Tuesday, April 22, 2008
Qimonda will take further strategic measures to reduce its dependency to from the PC market. Against the background of another quarter with towering losses, Qimonda CEO Kin Wah Loh explained in a conference call that he plans to "re-engineer" the company's partner network.
While the company for some time tried to increase the focus on non-PC markets, the gyrations of the volatile PC market still drag the Infineon subsidiary deeply into the red figures. However, at the present time the non-PC markets contribute to the majority of Qimonda's sales, said Loh. "The conclusion is that we have to re-engineer our partner networks, focusing more on partners that share our vision of innovation," he explained. "This refers not only to research partnerships, but to manufacturing as well."
Monday (April 21st), Qimonda had announced a license agreement with Winbond that allows the latter to use Qimonda's 65nm Buried-Wordline technology. "Like us, Winbond has a very significant exposure to the non-PC market segments", Lo explained.
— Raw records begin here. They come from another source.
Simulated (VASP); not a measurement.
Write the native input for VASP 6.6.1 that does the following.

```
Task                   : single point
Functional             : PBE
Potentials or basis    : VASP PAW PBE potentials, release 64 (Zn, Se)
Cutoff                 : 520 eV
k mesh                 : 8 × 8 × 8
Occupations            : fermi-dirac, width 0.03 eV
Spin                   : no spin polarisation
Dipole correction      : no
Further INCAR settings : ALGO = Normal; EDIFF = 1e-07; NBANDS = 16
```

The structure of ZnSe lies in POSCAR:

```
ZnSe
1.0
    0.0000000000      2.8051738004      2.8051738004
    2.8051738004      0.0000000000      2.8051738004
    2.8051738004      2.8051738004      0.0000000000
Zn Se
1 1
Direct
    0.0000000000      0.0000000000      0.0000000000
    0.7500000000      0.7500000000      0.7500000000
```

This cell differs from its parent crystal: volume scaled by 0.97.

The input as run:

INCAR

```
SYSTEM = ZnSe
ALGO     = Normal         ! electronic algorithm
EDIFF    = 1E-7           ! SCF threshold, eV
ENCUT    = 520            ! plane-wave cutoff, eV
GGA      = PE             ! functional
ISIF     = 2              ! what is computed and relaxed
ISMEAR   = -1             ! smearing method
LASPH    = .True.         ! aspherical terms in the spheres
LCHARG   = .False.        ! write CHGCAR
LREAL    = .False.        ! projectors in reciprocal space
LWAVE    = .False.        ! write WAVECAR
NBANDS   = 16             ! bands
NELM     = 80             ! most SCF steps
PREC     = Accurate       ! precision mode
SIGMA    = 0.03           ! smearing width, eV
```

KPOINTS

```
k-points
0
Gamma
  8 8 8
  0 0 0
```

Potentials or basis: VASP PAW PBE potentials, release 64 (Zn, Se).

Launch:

With regard to the ongoing negotiations with Nanya over the future of the Inotera manufacturing joint venture, no decisions are made. The Winbond agreement would not affect the talks wit Nanya, Loh affirmed. "We are holding very friendly discussions," he said.
The announced job cuts are part of a "comprehensive program," said CFO Michael Majerus. The measure aims at lowering the company's break-even point and comprises all activities and locations, he explained. While he declined to specify which locations will be hit most by the measure, it seems that the Dresden manufacturing site could get off relatively likely, given the high utilization of that site. According to COO Thomas Seifert, the Dresden facilities are despite the present market weakness "fully utilized."